Posted on 11/02/2009 6:50:36 AM PST by Victory111
The chairman of the National Endowment for the Arts, Rocco Landesman, provoked ridicule when he said last week that Barack Obama is the most powerful writer since Julius Caesar. He didnt mean that Barack Obama is a literary titan who doth bestride the narrow world like a colossus while petty men like Chaucer, Shakespeare, and Tolstoy walk under his huge legs and peep about to find ourselves dishonourable graves. But what he did mean, while no less fatuous, is also disquieting in its implications: for the first time, the United States of America has a president whose supporters talk about him in the same effusive and worshipful tones usually reserved for the likes of Stalin, Mao, and Kim Jong Il.
(Excerpt) Read more at crossactionnews.com ...
I WON, I TAXED, I REDISTRIBUTED
“Gallia est omnis divisa in partres tres. (All Gaul is divided into three parts)” Julius Cesaer The Conquest of Gaul
“I divided Afghanistan into three parts” Cesaer Obama, The Defeat in Afghanistan
Caesar: Veni, vidi, vici.
Obama: Vero, possumus (2009 campaign slogan)

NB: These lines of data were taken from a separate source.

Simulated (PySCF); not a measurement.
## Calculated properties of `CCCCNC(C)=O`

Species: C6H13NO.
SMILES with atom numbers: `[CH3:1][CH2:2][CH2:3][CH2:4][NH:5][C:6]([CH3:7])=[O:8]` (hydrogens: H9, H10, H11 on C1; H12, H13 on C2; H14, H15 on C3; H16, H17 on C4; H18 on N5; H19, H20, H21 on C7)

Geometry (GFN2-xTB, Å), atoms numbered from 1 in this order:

Caesar wrote a work attacking Cato the Younger (after Cato's suicide) called the Anti-Cato. (Unfortunately it wasn't preserved so we don't know exactly what Caesar said about Cato.)
Obama's memoirs should be called Anti-Bush since that is the main theme of his administration, as well as the reason for his Nobel Prize.
Cato died rather than to live under Caesar's dictatorship, and became a symbol of the Roman Republic. Despite his shortcomings in some areas, President Bush was a real patriot who believed in the American Republic. If Obama has his way, we may look back to Bush the way the Romans looked back to Cato, as a symbol of the lost Republic.